A lot of these keyword research tools are fairly accurate, mostly accurate,
especially when the data is compared to the same data that you're getting
from the same tool. But once you start trying to cross-referencing or
lining things up with analytics that you might see, things get a little bit
hazy. So I want to kind of think a little bit outside the box here, and see
if maybe I can answer some of this stuff, in a way that maybe some people
haven't thought of before or it just didn't dawn on them.
So the first one is the actual search engine tools. Sounds like a cop out.

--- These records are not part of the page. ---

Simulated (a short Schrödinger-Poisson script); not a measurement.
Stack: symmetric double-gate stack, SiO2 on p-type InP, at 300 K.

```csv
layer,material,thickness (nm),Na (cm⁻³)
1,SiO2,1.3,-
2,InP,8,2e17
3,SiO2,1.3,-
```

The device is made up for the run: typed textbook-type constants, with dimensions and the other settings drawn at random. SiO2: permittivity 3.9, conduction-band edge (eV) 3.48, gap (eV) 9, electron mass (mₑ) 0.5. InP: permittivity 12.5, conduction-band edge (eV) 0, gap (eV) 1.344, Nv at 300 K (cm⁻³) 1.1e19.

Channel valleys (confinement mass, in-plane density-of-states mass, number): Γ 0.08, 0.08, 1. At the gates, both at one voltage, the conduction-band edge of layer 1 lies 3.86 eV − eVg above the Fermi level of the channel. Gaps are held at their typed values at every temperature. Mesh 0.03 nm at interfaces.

It's not, because if you're trying to get the data about an actual search,
the best place to go get it is from the search engines themselves. I mean,
you can argue all you want about how accurate it is relative to itself.
It's extremely accurate, especially when it lines up with analytics and
things like that. You can get cool stuff about seasonality and things like
that. I know a lot of other tools do that too, but most of the stuff that
you really need around relative volumes and stuff like that, the search
engines are still the best at providing that. So just because it's not cool
and flashy and all the hip kids aren't maybe doing it anymore, it's still
really good data.
The second thing that we often use are actual search engine results. So
what I mean by that is, if you're trying rank for a certain phrase or
you're trying to drive traffic through a certain set of long-tail
derivatives; what are the pages that are actually ranking for that stuff?
What are they talking about? There's a reason that they're actually ranked
where you want to be, so go try to figure out what those things are. Maybe
they have a really cool glossary, or maybe there's an FAQ section that
people really enjoy. Try to go find that stuff because that's really neat.
You can start emulating, maybe even improving, some of the content that's
in there, so that's another really good place to look.
The third, good old-fashioned thesaurus. A lot of the way that search
engines understand how things are interrelated is actually, most likely, a
fed list just like, I guess, Microsoft Office has. They get these words
that they know are correlated to each other, that they kind of use synonyms
to pass back and fourth, and that preloaded list probably still exists.
This is really useful, though, to kind of explore word chains. So in a lot
of the, Thesaurus.com, Miriam Webster will let you kind of click in to
words and create these kind of topic models as you go. So you're able to
get a really good idea of maybe how people could be talking about your
product or service that you aren't. The search engine data is another good
place to go for that.
The last one. Social media and in human conversation. So it's a pretty good
guess, I'm just going to say this is not theory, or this is theory, sorry.
This isn't actually data. But search engines likely supplement the fed
data, the dictionary and thesaurus information, with stuff that they're
able to crawl and index around the web. So if you're talking about your
products in a way that nobody else is, it could be a good thing. It could
be that you have a really unique product or a really great USP or something
like that. Most likely, though, you need some content on your site that
people are actually talking about--the way in which people are actually
talking about your product. It's really unfair to expect people to arrive
to your site if you're not willing to put in the effort to try and find out
how people are actually talking about your product.
Maybe you want to go even higher on the funnel than that and say "how are
they talking about the problem my product solves?" That's another really
good place to go for keyword research. So when we approach these things
from a natural organic search standpoint, these are kinds of the things
that we're thinking about. This isn't a very good model for PPC, right,
because you're talking about really exhausting everything that people are
using to find your site; using negative keywords and things like that.
That's a much more in depth keyword research exercise. This is really more
to give you an idea of, "What should I be writing? What should I be talking
about? How should I be engaging my users, to make sure that they're coming
to my site through those queries on Google and Bing?"